The Secretary of State has invited the Northern Ireland parties to Hillsborough on Thursday to discuss ‘the exact scale of the financial pressures the Executive is facing, and to offer support to enable them to agree a budget’. The Chief Secretary to the Treasury will also attend. In Pivotal’s view, the invitation, venue and attendees would all suggest this is working towards some kind of new financial deal for Northern Ireland.
Northern Ireland’s budget - what’s been happening?
Northern Ireland Departments are currently operating without a budget. A multi-year budget had been long anticipated, but not even a one-year budget has been agreed. The Finance Minister proposed a draft budget in January, but this was swiftly dismissed as undeliverable by other ministers. The blockage is the total amount of funding available (which has barely risen in cash terms from last year, let alone in real terms), rather than any disagreement about how the funding is allocated between departments. With pay awards and other costs increasing, the Finance Minister has said that the total pressures this year are around £700 million. At this stage in the financial year, it would probably be impossible to make sufficient cuts to balance the books, so another overspend would be inevitable. The Stormont parties have therefore been united in their call to the UK Government for more funding.
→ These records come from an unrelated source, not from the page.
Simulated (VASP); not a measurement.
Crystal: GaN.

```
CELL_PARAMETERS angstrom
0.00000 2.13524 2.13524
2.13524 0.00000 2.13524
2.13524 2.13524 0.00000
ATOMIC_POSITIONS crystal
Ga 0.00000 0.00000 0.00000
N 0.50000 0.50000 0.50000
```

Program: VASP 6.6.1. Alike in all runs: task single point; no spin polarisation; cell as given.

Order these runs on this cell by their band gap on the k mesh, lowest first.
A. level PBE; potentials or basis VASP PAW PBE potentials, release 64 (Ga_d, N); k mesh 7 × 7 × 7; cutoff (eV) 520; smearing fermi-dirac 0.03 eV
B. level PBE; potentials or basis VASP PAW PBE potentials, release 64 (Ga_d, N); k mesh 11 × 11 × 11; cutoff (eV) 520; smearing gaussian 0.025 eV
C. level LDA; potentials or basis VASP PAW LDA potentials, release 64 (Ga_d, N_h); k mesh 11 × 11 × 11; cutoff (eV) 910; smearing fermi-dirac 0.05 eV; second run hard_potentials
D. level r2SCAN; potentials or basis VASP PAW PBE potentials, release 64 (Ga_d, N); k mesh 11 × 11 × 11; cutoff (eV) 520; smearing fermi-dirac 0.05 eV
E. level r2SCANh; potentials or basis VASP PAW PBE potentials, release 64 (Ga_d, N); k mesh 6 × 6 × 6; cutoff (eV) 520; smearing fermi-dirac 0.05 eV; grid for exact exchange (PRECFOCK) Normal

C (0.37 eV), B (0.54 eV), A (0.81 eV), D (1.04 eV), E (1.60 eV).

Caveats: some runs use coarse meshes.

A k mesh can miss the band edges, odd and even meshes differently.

There is an obvious urgency around the need to agreed a budget. At present, Departments are operating on interim financial controls, but these will only allow funding to be released worth 95% of last year’s budget (i.e. a significantly lower amount than NI’s funding allocation). Not having an agreed budget also means an inability to plan for service delivery, investment and reform; uncertainty for funded organisations; poor budgetary controls; and missed opportunities to make the most of the funding available.
What is the NI Executive asking for?
There are likely to be several layers to the Executive’s request to the UK Government. First, the NI Fiscal Council recently identified that changes to population estimates mean that Northern Ireland is currently funded below need by around £170 million per year, so as a bare minimum the Executive will be hoping to secure an uplift to reflect this. However, their sights will be set much higher, particularly asking the UK Government to provide funding to cover this year’s pressures, namely the £700 million shortfall set out by the Finance Minister. More than this, the Executive has recently pointed out that Scotland and Wales are both funded above their level of need, so they are asking for similar treatment that would give some flexibility above the bare minimum of need. Funding NI to a comparable level per head to Scotland and Wales would mean an annual uplift of around £3 billion or £1 billion respectively.
What is the UK Government’s position?
It’s well known that UK public finances are tight, with calls for more funding on multiple fronts. Northern Ireland will not be near the top of the priority list. So far, the Secretary of State has maintained a hard line in saying Northern Ireland has received a record spending settlement and that it is up to the Executive to make its own choices about managing its finances within the funding available. But the UK Government will be alarmed by the continued absence of a budget here and the subsequent impacts on financial management and public service delivery. The invitation to Hillsborough suggests a softening of their previous position.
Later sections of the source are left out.